Undoubtedly, this is Kertész's most famous photograph and may be one of the best known and most widely reproduced images in 20th century photography. As part of the series of photographs Kertész made of Mondrian and his environment, Chez Mondrian seems to have captured not only the essence of the painter's physical surroundings but the photographer's newly developed sense of alternative portraiture. Prior to meeting Mondrian, Kertész's work was characterized by a keen eye for genre scenes - not as a mere recorder of events but as a humanist interested in how and where people led their lives. In Of Paris and New York, Dr. Sandra Phillips, Curator of Photographs at the San Francisco Museum of Modern Art, proposes that "Occuring less than a year after his arrival, this contact with the most important figure in abstract painting in Paris set Kertész on a new course. We suddenly find a great number of enthusiastic experiments. His work became more formalist, more sensitive to planar tensions and geometric structure... But his personality was never dominated by the ideas of others, for his eye has always been primarily responsive to the human aspect of what he sees" (op. cit., p. 31).
In June 1926 Kertész was introduced to Mondrian by Michel Seuphor, who accompanied him to Mondrian's home and studio the day he made this fortuitous study. Kertész recalled the artificial flower in the vase as a seemingly incongruous decoration, painted to match the studio (Naef, p. 42) and that the straw hat belonged to Seuphor (Of Paris and New York, cat. no. 22, p. 261). (This may not explain, however, why Mondrian appears to be wearing the same hat in Kertész's document After the Soirée [lot 206] and Seuphor goes bare-headed.)

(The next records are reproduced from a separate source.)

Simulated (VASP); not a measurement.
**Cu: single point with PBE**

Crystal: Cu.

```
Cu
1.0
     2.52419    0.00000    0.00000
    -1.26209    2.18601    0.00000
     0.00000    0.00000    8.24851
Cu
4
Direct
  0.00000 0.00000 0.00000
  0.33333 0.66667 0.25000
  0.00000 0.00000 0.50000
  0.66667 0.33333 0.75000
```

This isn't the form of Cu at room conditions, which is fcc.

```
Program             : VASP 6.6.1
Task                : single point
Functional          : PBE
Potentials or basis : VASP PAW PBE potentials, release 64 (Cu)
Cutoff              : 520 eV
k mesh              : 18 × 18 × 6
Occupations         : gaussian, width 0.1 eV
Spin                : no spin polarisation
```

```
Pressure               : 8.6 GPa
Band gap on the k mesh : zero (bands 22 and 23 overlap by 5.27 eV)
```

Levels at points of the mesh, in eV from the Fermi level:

Chez Mondrian was located at 26, rue du Départ, overlooking the tracks of the Gare Montparnasse. This was Mondrian's address in Paris for nearly the entire time he lived there, both before World War I and then again from 1921 until 1936. The third floor studio was famous for its sparseness and its clear reflection of the painter's aesthetics and mature period. Many people photographed it, including Seuphor (see: Seuphor, Piet Mondrian: Life and Work, pp. 31-2; Blotkamp, Mondrian: The Art of Destruction, fig. 114, p.154; fig. 118, p. 156). Seuphor mentions the presence of the surrogate flower again in his Life and Work: "I want to call attention to the fact that I never saw the slightest trace of a living flower in Mondrian's studio. But, in a round vase on a hall table close to the door, there was always the single artificial tulip I mentioned before. An artificial leaf which went with it was painted white by Mondrian to banish entirely from his studio any recollection of the green he found so intolerable." (op. cit., p. 160). None however, seemed to distill the quiet elegance and personal meaning of the painter's surroundings into as allegorical a study as Chez Mondrian.
Later prints of this image abound but examples dating from the period are scarce. There are approximately nine vintage prints known including the lot offered here, either on carte postale or as enlargements. Among these are prints in the following collections: The Art Institute of Chicago, Julien Levy Collection (on carte postale and mounted to vellum); the J. Paul Getty Museum (on carte postale, unmounted); The Metropolitan Museum of Art (carte postale, ex-collection Piet Mondrian); Thomas Walther, New York (on carte postale, unmounted); one in a Private Collection (carte postale, unmounted); another Private Collection, assumed American, sold by the G. Ray Hawkins Gallery, Santa Monica, Calif., 1991 (carte postale, unmounted); and an unmounted, unsigned enlargement.